With the implementation strategy of PDAF, calls to four subroutines are added to the model code. These additions are usually only single lines of code and the changes only affect the general part of the model code.

A code example for the fully parallel mode is provided in the tutorial code in tutorial/online_2D_serialmodel. See also the PDAF implementation tutorial.

Important aspects of the implementation concept

• The implementation concept of PDAF attaches the data assimilation functionality to the model. With this approach, the model with attached data assimilation is finally run analogous to a normal model run, but with additional processors and additional options for the data assimilation.
• The implementation with PDAF does not require that the time stepping part of the model is implemented as a subroutine. Instead calls to subroutines that control the the ensemble integration are added to the model code. This minimizes the changes in the model code.
• In the fully parallel mode described here, we use as many model tasks as ensemble members. Thus, the model always moves forward in time.
• PDAF uses the concept to 'pull' information at the time when it is needed. All model-specific operations, like the initialization of the array of ensemble states in PDAF_init, are performed by user-supplied routines which are called through PDAF's standard interface as call-back routines. Also the reading of observational infromation is performed by user-supplied call-back subroutines. Details on the interface and the required routines are given on the pages describing the implementation steps. The concept of the call-back routines is depicted in Fig. 2.
• The assimilation system is controlled by the user-supplied routines that are called through PDAF as call-back routines. With this strategy, the assimilative model program is essentially driven by the model part of the program. Thus, the model is not a sub-component of the assimilation system, but the implementation with PDAF results in a model extended for data assimilation.
• The user-supplied call-back routines can be implemented in the context of the model analogously to the model code. For example, if the model is implemented using Fortran modules (or even common blocks), these can be used to implement the user-supplied routines, too. This simplifies the implementation of the user-supplied routines knowing about the particularities of their model.
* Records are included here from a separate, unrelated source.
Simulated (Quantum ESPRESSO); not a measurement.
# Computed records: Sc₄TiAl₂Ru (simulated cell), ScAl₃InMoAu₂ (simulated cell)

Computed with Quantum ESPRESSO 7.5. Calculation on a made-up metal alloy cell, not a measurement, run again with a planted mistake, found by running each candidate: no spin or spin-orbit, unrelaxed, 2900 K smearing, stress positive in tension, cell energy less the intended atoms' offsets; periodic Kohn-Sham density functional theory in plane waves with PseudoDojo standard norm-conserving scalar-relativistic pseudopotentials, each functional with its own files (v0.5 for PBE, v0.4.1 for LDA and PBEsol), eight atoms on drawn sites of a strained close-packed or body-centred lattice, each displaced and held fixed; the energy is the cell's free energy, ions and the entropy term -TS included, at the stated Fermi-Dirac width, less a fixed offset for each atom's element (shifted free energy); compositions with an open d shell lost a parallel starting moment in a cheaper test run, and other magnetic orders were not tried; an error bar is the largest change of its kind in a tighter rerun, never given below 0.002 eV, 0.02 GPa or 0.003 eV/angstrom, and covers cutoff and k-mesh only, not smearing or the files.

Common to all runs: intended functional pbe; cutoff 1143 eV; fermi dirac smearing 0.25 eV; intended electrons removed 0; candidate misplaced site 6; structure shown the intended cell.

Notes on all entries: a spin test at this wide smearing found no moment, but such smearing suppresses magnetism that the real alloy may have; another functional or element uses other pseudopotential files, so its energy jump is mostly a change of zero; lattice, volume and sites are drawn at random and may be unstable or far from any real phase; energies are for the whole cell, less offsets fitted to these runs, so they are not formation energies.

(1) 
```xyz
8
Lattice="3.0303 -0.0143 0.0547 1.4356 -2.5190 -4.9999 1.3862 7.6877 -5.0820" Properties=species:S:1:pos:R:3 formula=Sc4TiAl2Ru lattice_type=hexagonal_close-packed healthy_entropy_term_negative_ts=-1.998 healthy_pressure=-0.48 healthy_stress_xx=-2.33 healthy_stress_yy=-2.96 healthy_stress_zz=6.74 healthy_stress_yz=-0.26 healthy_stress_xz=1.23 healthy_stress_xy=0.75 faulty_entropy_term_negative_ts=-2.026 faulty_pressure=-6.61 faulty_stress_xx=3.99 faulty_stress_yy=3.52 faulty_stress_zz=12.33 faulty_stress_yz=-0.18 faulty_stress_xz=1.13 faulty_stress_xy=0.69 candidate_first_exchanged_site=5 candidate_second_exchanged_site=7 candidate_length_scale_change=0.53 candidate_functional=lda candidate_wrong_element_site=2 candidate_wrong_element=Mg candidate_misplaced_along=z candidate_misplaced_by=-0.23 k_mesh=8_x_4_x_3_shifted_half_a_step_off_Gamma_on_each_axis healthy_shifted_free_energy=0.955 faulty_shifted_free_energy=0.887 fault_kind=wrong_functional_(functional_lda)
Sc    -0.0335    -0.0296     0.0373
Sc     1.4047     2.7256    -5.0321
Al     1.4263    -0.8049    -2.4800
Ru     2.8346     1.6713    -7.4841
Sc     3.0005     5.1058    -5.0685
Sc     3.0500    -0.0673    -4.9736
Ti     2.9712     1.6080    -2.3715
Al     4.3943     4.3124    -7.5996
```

Figure 2: Use of user-supplied call-back functions in PDAF. The call-back routines are called by PDAF and can use model information that is provided by Fortran modules.

Parallelization of the data assimilation program

PDAF adds the possibility to perform parallel ensemble forecasts, even for models that by themselves do not use parallelization. The structure of the parallelized data assimilation process is displayed in Figure 3. In the forecast phase of the data assimilation application, several model tasks can perform model state integrations at the same time. If the numerical model it parallelized by itself, the parallel ensemble forecast adds a second level of parallelization. For the analysis step, in which the DA method combines the ensemble of model states with the observations, PDAF provides several parallelized DA methods. If the model uses domain decomposition for the parallelization, the same decomposition is typically used in the DA method. Before the analysis step, all ensemble members are gathered by the processes that compute the filter analysis. Subsequently to the analysis step, the ensemble members are distributed to all model tasks to enable the next parallel ensemble forecast. These operations are performed within PDAF, so that a user can directly benefit from the second level of parallelization. For the required extension of the parallelization configuration, a fully implemented template routine is provided with PDAF. The adaptation of the parallelization is described in the [ImplementationGuide_PDAF3 Implementation Guide].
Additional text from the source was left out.